Lightning v3.1 — language list corrected to 12 (voice catalog source of truth)

Correction. Earlier in the week we expanded the Lightning v3.1 documented language list to 22 codes plus auto, sourced from the server-side lightningV3_1Schema enum in waves-platform. Live testing showed those 22 codes are accepted by the schema but only 12 of them have voices in the catalog — the other 10 (de, fr, it, pl, nl, ru, sv, pt, ar, he) silently fall back to the voice’s default language when called. We were lying to users.

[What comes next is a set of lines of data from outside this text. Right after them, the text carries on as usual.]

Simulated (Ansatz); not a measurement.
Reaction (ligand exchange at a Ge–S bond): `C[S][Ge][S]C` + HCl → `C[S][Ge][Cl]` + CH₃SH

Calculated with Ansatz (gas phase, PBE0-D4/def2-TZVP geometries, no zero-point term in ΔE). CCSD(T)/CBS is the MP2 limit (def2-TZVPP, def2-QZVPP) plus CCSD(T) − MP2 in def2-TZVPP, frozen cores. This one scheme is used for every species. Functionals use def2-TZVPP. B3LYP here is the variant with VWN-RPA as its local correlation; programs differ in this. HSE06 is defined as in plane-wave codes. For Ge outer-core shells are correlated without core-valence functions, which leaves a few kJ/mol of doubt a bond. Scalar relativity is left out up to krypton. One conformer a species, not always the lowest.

Source of truth is now the voice catalog, not the schema enum. The actually-supported set is:

CodeLanguageVoices
enEnglish176
hiHindi115
taTamil13
esSpanish11
knKannada10
mrMarathi9
teTelugu8
orOdia8
paPunjabi8
mlMalayalam6
guGujarati5
bnBengali4

Plus auto for automatic language detection and code-switching across the above set. 217 voices total.

What changed:

  • Lightning v3.1 OpenAPI + AsyncAPI language enum narrowed to 12 codes + auto.
  • Model card, getting-started/models, text-to-speech overview, api-references/lightning-v3.1, integrations (LiveKit, Vercel AI SDK, JellyPod) all updated.
  • Removed the bogus Beta rows for German, French, Italian, Polish, Dutch, Russian, Swedish, Portuguese, Arabic, Hebrew.
  • Voice count corrected from “169 voices total” to 217.

Pulse STT (separate model) is unaffected — Pulse genuinely supports its full European + Indic + Asian language set via the multi-eu, multi-indic, multi-asian regional aggregators.

Reproducible verification. A live probe (scripts/spec-live-tests/spec_enum_vs_voice_catalog.py) now compares the spec’s language enum against the live GET /lightning-v3.1/get_voices response and fails CI if they drift. This catches the schema-vs-reality gap on every spec PR going forward.